We all have different wants and needs and there are many roads to reach the same goals. In the same way, we all have different levels of emotional tolerance toward our present financial situation. If your money nerve is being pinched, it is time to explore ways to release the tension.

Have you ever noticed how one friend always has to buy what they want NOW? And then needs to borrow cash for lunch? Or how another friend drifts through life without being aware if there is enough money for food and rent? You may have a friend who makes plans and no matter what happens, sticks to them – even when circumstances change and a shift might be beneficial.

Let’s see how one of my clients made a change.

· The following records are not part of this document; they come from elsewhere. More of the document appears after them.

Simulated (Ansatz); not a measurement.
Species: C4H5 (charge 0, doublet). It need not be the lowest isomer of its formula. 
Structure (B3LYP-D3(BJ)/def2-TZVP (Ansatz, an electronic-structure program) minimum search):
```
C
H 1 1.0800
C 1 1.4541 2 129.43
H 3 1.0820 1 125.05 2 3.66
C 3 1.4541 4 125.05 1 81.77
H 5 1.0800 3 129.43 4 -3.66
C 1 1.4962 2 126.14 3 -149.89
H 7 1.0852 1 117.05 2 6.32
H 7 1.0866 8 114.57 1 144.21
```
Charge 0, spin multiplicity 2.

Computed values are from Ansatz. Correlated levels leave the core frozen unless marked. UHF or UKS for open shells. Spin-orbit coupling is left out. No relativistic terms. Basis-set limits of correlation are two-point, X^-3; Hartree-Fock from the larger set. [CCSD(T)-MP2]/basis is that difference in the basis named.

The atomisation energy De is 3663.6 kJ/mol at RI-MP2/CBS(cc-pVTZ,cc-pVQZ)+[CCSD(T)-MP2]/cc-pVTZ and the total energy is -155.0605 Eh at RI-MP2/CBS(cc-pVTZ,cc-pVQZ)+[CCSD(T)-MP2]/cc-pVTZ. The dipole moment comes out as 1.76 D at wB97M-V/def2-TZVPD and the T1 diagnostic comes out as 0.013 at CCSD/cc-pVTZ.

John came from a family that relied entirely upon faith. John’s father was a devout Christian and a pastor of a small church. It was a point of pride that the Lord always provided, even if John’s family didn’t have a lot of money. Almost without fail, when winter came, a member of the church would approach his father and say, “The Lord has put it in my heart to buy your kids winter coats.” Thus, the family would get winter coats. John’s parents trusted God to take care of the family, and they were always taken care of – just not on John’s timetable.

John told me that when he was young, his family had a tradition: if you were passed a dime and needed the dime, it was yours; but if you didn’t need to spend it, it should be given to someone else who might need it. They called it living on faith and the family never “wanted” for their needs. As a child, John never had control over whether his wants and needs would be met. While his childhood experience of passively counting on others did not lessen his faith in any way, it did help him to recognize that he wanted a more active role in his financial decisions. As an adult, John created a long-term financial strategy. For him, it was essential to set targeted goals to fulfill his needs.

Have you explored your core emotional impulses when certain money situations come up? How do you react to an overdrawn bank account? Do you feel panicked and make corrections quickly? Or do you shrug it off – because you have overdraft protection!

Are you living on the edge or do you have some reserve? What emotions come into play as you navigate your finances: Feeling scared, empowered, ashamed, proud or angry?

As you review your feelings and reactions to financial choices, you may see patterns or habits you didn’t notice before. Once you define what is happening, you can make different decisions for a new result, just like my client John.